ArrowLabs Auth implements OAuth 2.1 + OIDC. There are two grant flows, both starting at the authorization endpoint and finishing at the token endpoint.

  • Confidential clients (backends that can keep a client_secret) — Authorization Code.
  • Public clients (SPAs, mobile, anything that can’t hide a secret) — Authorization Code + PKCE. PKCE is required for these.

The SDKs handle both; you just supply a client_secret (confidential) or a PKCE code_verifier (public) at exchange time.

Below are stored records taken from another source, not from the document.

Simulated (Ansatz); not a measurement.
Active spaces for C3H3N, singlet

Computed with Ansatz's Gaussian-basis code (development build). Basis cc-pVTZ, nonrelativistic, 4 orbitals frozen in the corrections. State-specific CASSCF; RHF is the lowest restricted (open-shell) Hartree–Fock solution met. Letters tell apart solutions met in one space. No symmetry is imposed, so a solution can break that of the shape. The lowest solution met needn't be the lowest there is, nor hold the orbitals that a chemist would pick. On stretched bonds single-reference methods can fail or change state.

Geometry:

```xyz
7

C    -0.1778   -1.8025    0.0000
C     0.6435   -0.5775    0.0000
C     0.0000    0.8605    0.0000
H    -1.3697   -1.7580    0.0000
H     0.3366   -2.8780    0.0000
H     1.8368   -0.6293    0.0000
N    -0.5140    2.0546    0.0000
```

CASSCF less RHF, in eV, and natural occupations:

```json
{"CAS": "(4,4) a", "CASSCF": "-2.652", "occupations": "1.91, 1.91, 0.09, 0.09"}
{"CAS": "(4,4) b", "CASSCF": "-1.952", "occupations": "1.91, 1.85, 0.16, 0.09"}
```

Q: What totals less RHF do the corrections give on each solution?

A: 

  1. Authorize. Send the user to /api/v1/oauth/authorize with response_type=code, your client_id, redirect_uri, scope (defaults to openid profile email), a state, and — for PKCE — a code_challenge (code_challenge_method=S256). The SDKs build this URL for you.
  2. User authenticates on their org’s sign-in page and is redirected back to your redirect_uri with a ?code=&state=.
  3. Exchange the code at /api/v1/oauth/token for tokens. Confidential clients send the client_secret; public clients send the code_verifier matching the earlier challenge.
  4. You receive an access token, a refresh token, and an id token.
authorize ──▶ user signs in ──▶ redirect (?code) ──▶ token exchange ──▶ access + refresh + id_token

The code_challenge is BASE64URL(SHA256(code_verifier)). Only S256 is accepted (plain is rejected). Generate the verifier/challenge pair, stash the verifier in your session, and supply it at exchange. Both SDKs ship a PKCE helper.

Codes are single-use and expire after 30 seconds. Replaying a used code is treated as a security event — the underlying auth session is revoked.

  • Refresh exchanges a refresh token for a fresh token set. The refresh token rotates on every use; reusing an old one triggers replay detection and revokes the session.
  • Revoke invalidates a refresh token (e.g. on sign-out). Revocation is idempotent — revoking an unknown or already-revoked token still succeeds.